My book is out in the US today!
A data-driven look at our environmental problems and how to solve them.
Happy book publication day to me!
My first book – Not the End of the World – is now out in the US and will be out in the UK (and elsewhere) on January 11th [edit: it seems some people in the UK and other parts of the world have already received their copy: how publishing works still escapes me…].
It takes a data-driven look at the world’s environmental problems, and how to solve them.
What many have found surprising is its cautiously hopeful tone. That’s quite rare for an environmental book. This doesn’t come from the belief that “things won’t be bad” or that we are on a good path on climate, or other environmental problems. We are not. We are on a very dangerous path – one that is a massive threat to many people in the world.
Instead, it comes from the fact that I believe we can fix them. These are solvable problems, and we are now in the best position we’ve been in to tackle them. Some of them we’ve already solved. I refuse to accept that our future is doomed, and I want to push back against the growing narrative that it is.
The optimism that comes through in the book is not ‘stupid’ or ‘complacent’ optimism – the feeling that things will turn out fine. If we sit back and do nothing, things won’t be fine. Instead, I put forward the case for urgent optimism: the understanding that we can tackle these problems with focused and ambitious human effort. That is not based on intuition or feelings; it comes from looking at the data.
The book is not just about climate change. Chapter by chapter, I cover air pollution, climate, deforestation, food, biodiversity loss, ocean plastics, and overfishing. Seems overwhelming: but the good news is that many of the solutions cross-cut multiple problems at the same time.
Incredible people have said very nice things about the book. I wanted to get a diversity of blurbs for it. Put my ‘blurbers’ in a room and they’d have a lot to argue about. They will have varying degrees of optimism and different outlooks on solutions. That’s intentional. If people across the spectrum find at least some common ground in my book, then that’s a massive victory.
I want to try to depoliticise many of these challenges; if we’re to tackle them we need to find ways of engaging across the spectrum. Speaking to a small audience will not work, regardless of how engaged they are.

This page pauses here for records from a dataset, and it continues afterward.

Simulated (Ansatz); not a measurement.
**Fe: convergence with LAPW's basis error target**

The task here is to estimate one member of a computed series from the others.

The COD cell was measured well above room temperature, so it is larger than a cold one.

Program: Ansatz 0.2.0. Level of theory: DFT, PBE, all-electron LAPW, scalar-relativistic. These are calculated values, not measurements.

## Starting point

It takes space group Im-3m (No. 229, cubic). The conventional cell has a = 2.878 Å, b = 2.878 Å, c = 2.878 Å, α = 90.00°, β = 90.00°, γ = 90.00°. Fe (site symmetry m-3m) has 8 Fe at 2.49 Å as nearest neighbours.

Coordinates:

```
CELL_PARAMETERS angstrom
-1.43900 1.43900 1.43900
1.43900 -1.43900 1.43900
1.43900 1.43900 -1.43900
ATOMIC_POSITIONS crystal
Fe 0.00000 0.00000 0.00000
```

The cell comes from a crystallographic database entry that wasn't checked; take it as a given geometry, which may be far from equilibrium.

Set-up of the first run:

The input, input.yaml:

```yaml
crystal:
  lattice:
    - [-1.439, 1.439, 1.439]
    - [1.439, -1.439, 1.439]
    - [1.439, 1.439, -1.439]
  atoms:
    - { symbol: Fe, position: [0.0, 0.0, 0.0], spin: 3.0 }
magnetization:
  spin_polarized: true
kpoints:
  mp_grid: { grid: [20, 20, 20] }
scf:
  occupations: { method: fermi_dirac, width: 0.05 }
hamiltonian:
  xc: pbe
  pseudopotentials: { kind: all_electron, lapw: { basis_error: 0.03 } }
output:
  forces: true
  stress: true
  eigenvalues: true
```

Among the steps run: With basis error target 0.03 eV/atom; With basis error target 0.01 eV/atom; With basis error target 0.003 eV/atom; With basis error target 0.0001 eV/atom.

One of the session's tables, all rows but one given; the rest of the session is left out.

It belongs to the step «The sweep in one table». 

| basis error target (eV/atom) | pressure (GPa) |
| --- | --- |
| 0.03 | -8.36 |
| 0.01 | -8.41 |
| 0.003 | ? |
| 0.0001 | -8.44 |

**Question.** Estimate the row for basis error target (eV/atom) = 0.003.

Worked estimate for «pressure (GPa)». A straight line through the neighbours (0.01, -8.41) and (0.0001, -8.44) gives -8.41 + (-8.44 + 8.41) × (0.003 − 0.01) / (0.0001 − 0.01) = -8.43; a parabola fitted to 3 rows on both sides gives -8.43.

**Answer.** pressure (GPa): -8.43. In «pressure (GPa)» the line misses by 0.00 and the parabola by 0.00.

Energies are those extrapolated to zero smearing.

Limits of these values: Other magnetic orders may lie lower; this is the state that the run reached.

David Wallace-Wells (author of The Uninhabitable Earth): “The climate and environmental crisis now has its Hans Rosling. Hannah Ritchie has charted an invigorating, inspiring, often surprising tour of recent human history and the many marks of progress it contains. Will the world make good on that optimism in the future? That is up to the rest of us.”
Bill Gates: "With comprehensive data and sometimes counterintuitive conclusions, Hannah Ritchie does for the environment what Hans Rosling did for health . . . I hope people around the world read this book, understand our planet isn’t a lost cause, and get inspired to help fix it."
Rutger Bregman: “I find it hard to express how much I love this book. Hannah Ritchie brilliantly picks up where Hans Rosling left off. Her book shines with practicality and positivity. It will banish your feelings of doom, help you focus on what’s really important and make you want to be a part of the most effective solutions to our greatest challenges.”
Mark Lynas (author of Six Degrees): “Data is a superpower. Let Hannah Ritchie show you the world as it really is. Then go out and change it for the better.”
Helen Czerski: "A refreshing perspective on the problems that the world faces, providing plenty of optimism while not sugar-coating the deep structural challenges at the root of it all."
Many more quotes and reviews here:
If you do buy and read the book: thank you very much. It means a lot. I hope it offers some fresh perspective on the problems we face, and how to solve them.
I’m confident that there will be things in the book that you’ll like, and other things you’ll hate. That’s okay: I’ll be happy if the book generates some constructive discussion on how we move things forward. I won’t achieve that by saying things that everyone agrees with.
Most of all, I hope it does even a small amount to drive action in solving these problems. They won’t fix themselves, so we better get going.
Data and sources
Not the End of the World is filled with charts and data. That's fundamental to the book: I try to understand the world through data and research, not anecdotes or headlines.
I've made a website with some additional resources and interactive versions of charts that are used in the book. I wanted to do this for a few reasons:
Explore data for other countries: the charts in the book often show data for one, or a few countries (because I can't show the data for 180+ countries on every chart). But I know that many people will be interested in what's going on in their own country. The interactive charts will let you do that.
Transparency: I want my work and sources to be transparent. You should be able to dig into the underlying data to see the methodology, more in-depth definitions, and more. I also want people to be able to track progress over time – the interactive charts should be updated every year or so.
Highlight the work of data providers: My work and writing are reliant on the invaluable work of data providers and researchers. They do the hard work; I just try to explain it. Here, I wanted to give more credit to them – because references at the back of a book always seem a bit underwhelming. To the individuals and projects doing this work: thank you.